FOR only the second time, TIME, one of the most prestigious publications in the world, named a Filipino as Person of the Year. Rappler’s Maria Ressa joins Corazon Aquino in the select group of personalities that have caught the attention of media in a specific year and helped shape the world in their own ways.

Ressa shares the recognition with murdered Washington Post columnist Jamal Khashoggi, staff of The Capitol Gazette who were victims of a mass shooting, and imprisoned Reuters journalists Wa Lone and Kyaw Soe – together referred to as “The Guardians.” The magazine finds a common denominator in these journalists: they were targeted for their work.

Ressa, who once served as CNN bureau chief, created the online news site “Rappler” in 2012 and has been the target of the Duterte government because of the site’s alleged negative reporting on the President and his war against drugs campaign, among others. The Securities and Exchange Commission revoked the certificate of incorporation of Rappler in January and late this year, Ressa as CEO of Rappler, was charged with several counts for tax evasion. The President expressed his displeasure to the site saying “he was pissed off” by Rappler.

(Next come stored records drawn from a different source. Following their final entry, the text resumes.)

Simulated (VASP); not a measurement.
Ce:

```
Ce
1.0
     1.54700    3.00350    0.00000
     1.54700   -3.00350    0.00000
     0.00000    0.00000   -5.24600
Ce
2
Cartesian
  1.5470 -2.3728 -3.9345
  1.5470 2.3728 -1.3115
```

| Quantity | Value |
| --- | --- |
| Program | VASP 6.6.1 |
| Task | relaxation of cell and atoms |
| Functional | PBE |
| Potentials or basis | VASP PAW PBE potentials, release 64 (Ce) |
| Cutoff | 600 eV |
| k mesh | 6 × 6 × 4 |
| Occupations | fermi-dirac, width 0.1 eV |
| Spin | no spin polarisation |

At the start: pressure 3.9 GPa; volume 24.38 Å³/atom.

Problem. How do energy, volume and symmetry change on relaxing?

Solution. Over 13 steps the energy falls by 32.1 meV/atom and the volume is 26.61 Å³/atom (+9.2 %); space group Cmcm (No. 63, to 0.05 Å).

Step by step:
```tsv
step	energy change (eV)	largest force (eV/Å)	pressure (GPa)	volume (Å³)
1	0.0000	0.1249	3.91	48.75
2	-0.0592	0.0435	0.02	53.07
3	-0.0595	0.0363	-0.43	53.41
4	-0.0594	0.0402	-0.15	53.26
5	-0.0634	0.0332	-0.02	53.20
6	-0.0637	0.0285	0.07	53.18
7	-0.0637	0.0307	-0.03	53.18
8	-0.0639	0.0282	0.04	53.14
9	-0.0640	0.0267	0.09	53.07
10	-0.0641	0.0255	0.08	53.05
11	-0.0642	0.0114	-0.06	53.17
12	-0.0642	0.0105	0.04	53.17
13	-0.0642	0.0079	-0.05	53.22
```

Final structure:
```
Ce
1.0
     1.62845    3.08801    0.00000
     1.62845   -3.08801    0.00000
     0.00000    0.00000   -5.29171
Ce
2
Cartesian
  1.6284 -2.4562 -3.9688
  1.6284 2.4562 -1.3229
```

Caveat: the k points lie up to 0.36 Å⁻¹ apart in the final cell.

Malacañang, of course, will not send out a congratulatory message to Ressa, as this recognition for the Filipino journalist is more of slap in the face of the President. During the dark ages of Martial Law, there were many media outlets closed by Marcos as well as journalists detained. Jose Burgos and Malaya were among the targets of the wrath of the dictator and his cronies.

While the Philippine Daily Express and Manila Bulletin functioned more as propaganda machines for Marcos, Malaya told the truth, and in a way, contributed to the enlightenment of the Filipinos that led to the 1986 People Power Revolution.

The Philippines may not be in a worst state in press freedom like during the Marcos dictatorship but there is need to be alert of the signs. Could the state-backed attacks on Rappler and Ressa be sending a message to other media outlets to tone down their criticisms against the Duterte government or suffer the same fate?

Also, there is the danger of putting the entire Philippines under Martial Law, as legislators have so easily been persuaded to agree for another extension of military rule in Mindanao. I can already see the campaign towards Martial Law nationwide, as Mindanao will be made as a model on what good it can do.